Picture 15  A Tory poster from last year.

Labour's fightback strategy becomes clearer by the day.

We already have seen Team Brown throw the kitchen sink at us for sticking with our inheritance tax pledge. Policy Exchange's Neil O'Brien recommended that the party drop the pledge to neutralise the 'Tories-are-friends-of-the-rich' message. I was minded to agree with Neil but the party leadership felt that rowing back on the pledge would send the wrong message. After the Daily Mail's anger at the decision not to hold a post-Lisbon referendum, Cameron and Osborne are now even more determined to stick with the commitments to cut IHT and introduce a tax break for married couples.

The second part of the Labour attack is now clear. The Sunday Telegraph's Patrick Hennessy scooped it this morning

"Labour will make keeping VAT at 17.5 per cent a main election "pledge", with ministers constantly claiming that the Conservatives would, by contrast, raise the rate to 20 per cent within weeks of coming to power."

Ed Balls deployed the attack on Marr this morning.

So the Labour tax attack is clear: The Tories will increase VAT (a regressive tax) to fund inheritance tax cuts (for the wealthy).

The truth, of course, is that any VAT increase will be used to start paying off Labour's deficit and the inheritance tax cut won't be delivered until year three or four of any Conservative government but the Tories will probably need more than that to counter Labour's message.
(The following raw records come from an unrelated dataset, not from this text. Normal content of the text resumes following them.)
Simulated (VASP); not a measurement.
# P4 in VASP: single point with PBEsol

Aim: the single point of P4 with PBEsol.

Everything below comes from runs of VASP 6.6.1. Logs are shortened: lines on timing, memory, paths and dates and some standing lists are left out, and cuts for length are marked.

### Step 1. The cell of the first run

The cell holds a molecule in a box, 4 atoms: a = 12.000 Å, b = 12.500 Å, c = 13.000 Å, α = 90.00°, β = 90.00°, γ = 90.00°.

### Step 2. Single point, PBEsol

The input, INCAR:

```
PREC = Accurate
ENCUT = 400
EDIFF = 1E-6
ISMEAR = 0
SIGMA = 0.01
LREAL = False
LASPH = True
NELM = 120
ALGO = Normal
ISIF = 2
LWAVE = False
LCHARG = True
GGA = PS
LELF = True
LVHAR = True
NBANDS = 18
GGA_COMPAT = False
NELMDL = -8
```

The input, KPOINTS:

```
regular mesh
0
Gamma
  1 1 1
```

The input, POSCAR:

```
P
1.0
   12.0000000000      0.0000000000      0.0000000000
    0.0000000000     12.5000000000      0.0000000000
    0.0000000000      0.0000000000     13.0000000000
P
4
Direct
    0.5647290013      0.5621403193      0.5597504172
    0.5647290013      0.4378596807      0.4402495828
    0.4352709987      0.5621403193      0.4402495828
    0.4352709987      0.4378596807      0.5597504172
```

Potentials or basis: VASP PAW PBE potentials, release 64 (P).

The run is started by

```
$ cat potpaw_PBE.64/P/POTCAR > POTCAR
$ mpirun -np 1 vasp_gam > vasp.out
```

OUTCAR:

My own thoughts are these:

  1. Admit that VAT will increase to 20%. I think voters are ready for honesty and the markets need reassuring.
  2. Make a pledge that tax rises will be time-limited and will expire in, say, 2014 after the deficit has been brought under control.
  3. To counter the regressiveness of the VAT hike promise special protection for the very poorest including pensioners and those in the public sector on low wages.
  4. Promise that most of the deficit reduction package will be from spending cuts. That's what voters say they want but the Tories haven't yet come close to setting out what the spending cuts will look like.  A lack of definition leaves the party more vulnerable to Labour attacks.
  5. Most importantly of all, launch a growth manifesto - entitled something like A bigger economy will eat the deficit.  It should be full of the sort of measures I discussed on Wednesday. The Tories must own growth by the time of the General Election.

Tim Montgomerie

PS Does anyone have the image of Norman Lamont as Vatman from Labour's 1992 attack on him?